Science DMZ goes above the network

Author: Ann Harding (SWITCH)

You’ve seen the lightning talk at TNC2016 (you have, of *course* you have), and maybe you were even in the audience at REFEDs – now it’s time to slow down and let the ideas settle as you read a coffee-break blog.

Back in 2002, a much referenced paper, The Rationale of Optical Networking, by Cees de Laat, Erik Radius, Steven Wallace, highlighted the gap in requirements between the many simple uses of networking, and the few highly intensive scientific applications. While over time, the bandwidth requirements of the commodity end have now exceeded what people used to consider ‘advanced’ speeds, the model still holds as a way of understanding the role of a research network.

This work has inspired the creation of the ‘Science DMZ’ concept to balance the requirements of campuses to serve both the large numbers of simple use cases and the small number of high intensity cases without having to adjust an entire infrastructure.
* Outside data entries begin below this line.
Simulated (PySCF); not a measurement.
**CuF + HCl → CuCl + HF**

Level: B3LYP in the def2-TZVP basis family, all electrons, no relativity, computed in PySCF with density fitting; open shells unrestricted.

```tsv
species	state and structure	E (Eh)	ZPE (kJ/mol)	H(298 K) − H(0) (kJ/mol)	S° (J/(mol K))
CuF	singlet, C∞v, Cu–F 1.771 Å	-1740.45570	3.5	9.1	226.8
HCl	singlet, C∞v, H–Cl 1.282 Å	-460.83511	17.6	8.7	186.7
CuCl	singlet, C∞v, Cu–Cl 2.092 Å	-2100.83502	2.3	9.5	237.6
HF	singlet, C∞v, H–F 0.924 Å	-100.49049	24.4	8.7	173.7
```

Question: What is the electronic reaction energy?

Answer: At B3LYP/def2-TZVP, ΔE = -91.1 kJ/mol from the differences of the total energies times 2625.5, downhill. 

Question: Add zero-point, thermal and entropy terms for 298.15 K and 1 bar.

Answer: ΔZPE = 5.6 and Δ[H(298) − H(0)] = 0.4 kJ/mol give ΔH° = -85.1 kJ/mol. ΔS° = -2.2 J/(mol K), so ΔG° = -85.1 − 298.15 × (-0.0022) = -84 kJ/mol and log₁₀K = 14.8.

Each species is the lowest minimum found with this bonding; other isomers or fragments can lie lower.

Having spent three years working intensively with the requirements of research users in federated identity management, seeing the amazing progress made to date for entity categories, assurance, incident response and interoperability but also the difficulties in going to the next level and the frustration for both federation operators and research organisations in making these steps, I wondered if the Science DMZ approach might also map well to the identity world and help us break this challenge down into manageable chunks.

The first thing to do was therefore to understand our own ‘curve’ of classes of users. I therefore took a copy of the eduGAIN metadata in April 2016 and set about manually identifying and classifying the types of services to see how large the potential need is vs. the generic education focussed infrastructure. The X axis for identity management is complexity, rather than bandwidth. Specifically this includes aspects such as the lack of a formal contractual arrangement with a campus institution or on a single country basis, the requirement to have reliable attribute information, to have greater than normal assurance about the identity of a user, to be able to combine attributes about a user from multiple sources and other similar aspects which are not required for a basic identity federation service.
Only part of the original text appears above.